Tax relief on foreign tax paid
Relief is given for taxes paid abroad, irrespective of whether a DTT exists.
No Withholding Tax on dividends, interest and royalties paid to non-residents
There is no withholding tax on dividends, interest and royalties paid to non-Cyprus tax residents.
No immovable property taxes
There is no immovable property tax in owning a property in Cyprus (the tax has been abolished completely since 1 January 2017).
No inheritance or succession taxes
There is no inheritance tax in Cyprus for people who passed away after 1 January 2000.
Capital Gains Tax exemptions
There is no Capital Gains Tax (CGT) from the disposal of immovable property situated outside Cyprus.
Tax exemption on the sales of shares and other securities
Gains arising from the disposal of securities are exempt from taxes – the term Securities includes, amongst others, shares, bonds, debentures, options, futures, swaps, mutual funds, International Collective Investment Schemes (ICIS), UCITS, and so forth.
Notional Interest Deduction on new equity
Notional Interest Deduction (NID) was introduced with the Income Tax Law amendments in July 2015. NID is granted in the form of tax allowable deduction on the new equity introduced after 1 January 2015. Such tax deduction cannot exceed 80% of the company’s taxable profits.
The NID is calculated by multiplying the new qualifying equity by the reference rate.
New qualifying equity for NID purposes includes paid up share capital or share premium and can be contributed in cash or in kind, provided the amount of new equity does not exceed the market value of the asset contributed.
The reference rate for the tax years 2015-2019 is equal to the 10-year Government bond yield of the country in which the qualifying capital is invested plus 3% premium, with the minimum being the 10-year Cyprus Government bond yield plus 3%.
The reference rate for 2020 and subsequent tax years is equal to the 10-year Government bond yield of the country in which the qualifying capital is invested plus a 5% premium.
As a result, the effective tax rate can be significantly reduced below the corporate rate of 12.5% to as low as 2.5%.

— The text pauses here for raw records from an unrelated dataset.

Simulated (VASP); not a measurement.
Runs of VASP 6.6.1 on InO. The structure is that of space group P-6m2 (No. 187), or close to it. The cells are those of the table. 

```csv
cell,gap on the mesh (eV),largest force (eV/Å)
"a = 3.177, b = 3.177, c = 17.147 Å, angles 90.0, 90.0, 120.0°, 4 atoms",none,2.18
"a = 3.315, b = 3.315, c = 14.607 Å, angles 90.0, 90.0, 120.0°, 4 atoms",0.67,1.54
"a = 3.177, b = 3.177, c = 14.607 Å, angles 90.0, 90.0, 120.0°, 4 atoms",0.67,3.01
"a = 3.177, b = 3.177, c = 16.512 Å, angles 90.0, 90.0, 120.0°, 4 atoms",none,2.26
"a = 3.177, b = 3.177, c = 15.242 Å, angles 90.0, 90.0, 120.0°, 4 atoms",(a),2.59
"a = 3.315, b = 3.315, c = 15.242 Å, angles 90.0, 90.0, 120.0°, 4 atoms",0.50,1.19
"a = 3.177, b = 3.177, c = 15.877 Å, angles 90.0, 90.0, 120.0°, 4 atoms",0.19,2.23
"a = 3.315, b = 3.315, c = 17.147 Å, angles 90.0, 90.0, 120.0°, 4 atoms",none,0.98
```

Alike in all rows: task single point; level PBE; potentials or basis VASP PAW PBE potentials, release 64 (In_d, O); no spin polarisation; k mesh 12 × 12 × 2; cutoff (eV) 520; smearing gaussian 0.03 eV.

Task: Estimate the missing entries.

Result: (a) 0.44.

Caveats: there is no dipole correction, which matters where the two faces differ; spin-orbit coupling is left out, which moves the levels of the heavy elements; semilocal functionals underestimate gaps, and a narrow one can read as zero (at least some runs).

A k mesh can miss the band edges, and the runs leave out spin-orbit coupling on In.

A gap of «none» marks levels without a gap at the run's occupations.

This enhances Cyprus attractiveness as an efficient tax jurisdiction with the promotion of capital investments in the country.
Attractive Intellectual Property (IP) regime with 80% tax exemptions
Cyprus’ IP Tax Box Regime, which is in line and fully compliant with the latest international developments on the taxation of IP income, OECD guidance and compatible with EU standards, offers a very useful tool for tax planning and IP protection.
As per Cyprus’ IP Tax Box Regime, 80% tax exemption is offered on the qualifying profits generated from qualifying assets, resulting therefore in an effective tax rate of as low as 2.5%.
The use of Notional Interest Deduction (NID) on assets introduced into the company in the form of equity may further reduce the effective rate of tax.
The so-called “nexus approach” is applied in calculating the amount of profits on which the 80% tax exemption is calculated (i.e., the qualifying profits).
Qualifying assets under the new regime include patents, copyrighted software programs and other intangible assets that are non-obvious, useful and novel but do not include trademarks and copyrights.
Qualifying profits are calculated in accordance with the nexus fraction, where the higher the R&D expenditure incurred to develop the qualifying asset the higher the amount of profits qualifying for the 80% tax exemption.
Capital gains arising from the disposal of a qualifying asset under the new IP regime are not included in the qualifying profits and are fully exempt from income tax.
Qualifying taxpayers that are eligible for the above-mentioned tax benefits include Cyprus tax resident persons, permanent establishments (PEs) of non-tax resident persons as well as foreign PEs which are subject to tax in Cyprus.
Non-Domicile status to individuals with full exemption of Special Defence Contribution
According to this tax incentive, which was introduced in July 2015, the Non-Dom status can now be given to individuals who may be tax residents in Cyprus and thereby enjoying full exemption from Special Defence Contribution (SDC) tax on dividends, interest and rental income.
It should be noted that interest and dividends received by an individual are not taxed under the Income Tax Law irrespective of whether such income is derived from sources within or outside Cyprus.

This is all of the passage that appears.